Music Video of the Day: Don’t You Want Me by The Human League (1981, directed by Steve Barron)


Inspired by a story that the Human League’s Phil Oakley read in a teen-girl’s magazine, Don’t You Want Me is a song not about love but instead a song about two people battling for control.  While the song was originally conceived as being a male solo, Oakley made the last-minute decision to turn it into a duet, with Susan Ann Sulley taking on the role of the girl who once worked in a cocktail bar but always knew she was meant for a much better life.

After the song was recorded, Oakley disliked it because he felt that the song’s sound was too “poppy” and he was not happy when Virgin decided to release Don’t You Want Me as the fourth single off of The Human League’s third studio album, Dare!  Despite Oakley’s misgivings, Don’t You Want Me went on to become the band’s biggest hit and one of its signature songs.

(As of 2014, Phil Oakley still didn’t think much of the song.  In an interview with Classic Pop Magazine, Oakley said, “‘Don’t You Want Me‘ might have shifted gazillions, but either I’ve heard it too many times or the rest of Dare! is just so far ahead that it puts it in the shade. Still, it made the band.”)

The music video was shot at a time when MTV was still in its infancy and many people weren’t even sure what a music video was supposed to be.  Filmed on a cold, rainy night in Slough, Berkshire, the video featured Phil Oakley as a director and Susan Ann Sulley as the actress who walks out on him during the filming of a murder-mystery.  Director Steve Barron used 35mm film, giving the video a richly cinematic look that was unusual for the music videos of the time.  Reportedly, Barron was influenced by Truffaut’s Day For Night, which is why the clapper board features the inscription, Le League Humain.

The video not only helped to make the song a hit but it also did the same for MTV itself.  At a time when many were still wondering if people would actually watch MTV, the popularity of this video gave them a reason to do just that.  The video proved that music videos didn’t have to just be bland performance clips.  Instead, like any film, a music video could tell a story of its very own.
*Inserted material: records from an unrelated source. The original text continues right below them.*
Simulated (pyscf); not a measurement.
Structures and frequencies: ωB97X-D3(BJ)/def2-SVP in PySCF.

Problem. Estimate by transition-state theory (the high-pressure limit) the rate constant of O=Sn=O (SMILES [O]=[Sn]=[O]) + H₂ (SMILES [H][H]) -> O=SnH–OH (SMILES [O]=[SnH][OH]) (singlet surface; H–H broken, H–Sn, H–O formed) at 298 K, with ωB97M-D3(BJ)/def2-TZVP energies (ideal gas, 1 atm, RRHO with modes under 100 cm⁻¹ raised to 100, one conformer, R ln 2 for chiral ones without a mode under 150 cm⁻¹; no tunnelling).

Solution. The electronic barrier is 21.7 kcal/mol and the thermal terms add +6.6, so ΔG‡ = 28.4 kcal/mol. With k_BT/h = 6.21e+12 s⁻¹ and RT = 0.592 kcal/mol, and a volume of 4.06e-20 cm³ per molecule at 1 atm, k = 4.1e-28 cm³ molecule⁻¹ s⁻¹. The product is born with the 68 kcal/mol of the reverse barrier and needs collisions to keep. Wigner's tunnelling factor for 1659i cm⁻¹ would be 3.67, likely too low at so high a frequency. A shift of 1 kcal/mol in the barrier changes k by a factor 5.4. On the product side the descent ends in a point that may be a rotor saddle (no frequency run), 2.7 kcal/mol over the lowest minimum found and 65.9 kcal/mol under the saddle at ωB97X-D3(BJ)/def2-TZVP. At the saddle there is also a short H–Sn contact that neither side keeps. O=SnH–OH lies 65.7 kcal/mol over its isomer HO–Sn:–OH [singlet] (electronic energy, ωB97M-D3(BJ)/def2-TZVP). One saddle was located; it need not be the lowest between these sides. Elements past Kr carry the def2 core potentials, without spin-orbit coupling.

Don’t You Want Me was the 1981 Christmas number one in the UK, where it has sold over 1,560,000 copies, making it the 23rd most successful single in the history of the UK Singles Chart.  In 2015, in an ITV poll, it was voted the 7th most popular number one single of all time.

One response to “Music Video of the Day: Don’t You Want Me by The Human League (1981, directed by Steve Barron)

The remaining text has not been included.